Search

How to generate globally unique, resolvable and persistent identifiers


Recipe metadata

identifier:
21.11101/0000-0007-EA08-9

version:
v1.0

Difficulty level

Reading Time

30 minutes

Recipe Type

Background Information

Executable Code

No

Intended Audience

Principal Investigators

Data Managers

Data Scientists


The FAIR principles, under the Findability and the Accessibility chapters respectively, state that:

F1. (Meta)data are assigned a globally unique and persistent identifier

A1. (Meta)data are retrievable by their identifier using a standardised communications protocol

Main Objectives

The main goals of this recipe are therefore:

To understand the purpose of a globally unique and persistent identifier and how they can be used to retrieve the associated (meta)data using a standardized communication protocol. To provide explanations on how to generate globaly unique identifiers, explain what IRI are and how they can be generated, retrieved and resolved.

From these principles, it is necessary to explain three key processes, which are:

  1. Identifier minting

    Identifier minting is fundamentally about the authority deciding identity.

    • the tax office
    • the HR department
    • the company registry
    • the EMBL-EBI
  2. URI construction

URI construction is fundamentally about scoping the authority.

> for example, should the web address be:
    > http://organization/people/1123 
    > or
    > http://organization/commercial/people/1123


  1. URI Resolution:

URI resolution is fundamentally about directing requests to the relevant identified entity

The standard approach would be resolving a `HTTP GET` request using content negotiation to choose between different representations of the resource.

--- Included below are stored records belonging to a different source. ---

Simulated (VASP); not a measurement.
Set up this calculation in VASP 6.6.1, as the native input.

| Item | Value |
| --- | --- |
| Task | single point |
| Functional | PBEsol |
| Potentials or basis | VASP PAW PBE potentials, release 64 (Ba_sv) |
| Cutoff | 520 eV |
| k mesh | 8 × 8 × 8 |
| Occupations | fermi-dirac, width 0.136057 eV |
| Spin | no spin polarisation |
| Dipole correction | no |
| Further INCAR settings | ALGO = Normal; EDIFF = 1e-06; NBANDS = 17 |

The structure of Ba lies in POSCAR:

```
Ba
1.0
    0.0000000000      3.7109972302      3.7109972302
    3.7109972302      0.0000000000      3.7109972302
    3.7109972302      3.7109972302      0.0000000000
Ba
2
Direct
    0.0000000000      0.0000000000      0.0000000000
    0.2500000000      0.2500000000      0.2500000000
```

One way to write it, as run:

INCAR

All these key points will be developed in this recipe.


graph TD Process2[Identifier Minting]:::bix --> A1(authority decide identity):::box Process2 --> Process3 Process3[URI construction]:::bix --> A2(scoping the authority):::box Process3 --> Process4 Process4[URI resolution]:::bix --> A3(directing requests to the relevant identified entity):::box classDef bix font-family:avenir,font-size:14px,fill:#7e0038,stroke:#222,color:#fff,stroke-width:1px classDef box font-family:avenir,font-size:14px,fill:#2a9fc9,stroke:#222,color:#fff,stroke-width:1px

Capability & Maturity Table

Capability Initial Maturity Level Final Maturity Level
Findability minimal repeatable
Accessibility minimal repeatable
Identifier minting repeatable
URI construction repeatable
Identifier resolution repeatable
content negotiation repeatable

Table of Data Standards

Data Formats Terminologies Models
IRI
CURIE
URL
HTTP
RDF

Minting identifiers

:notebook_with_decorative_cover: "Identifier minting is fundamentally about the authority deciding identity."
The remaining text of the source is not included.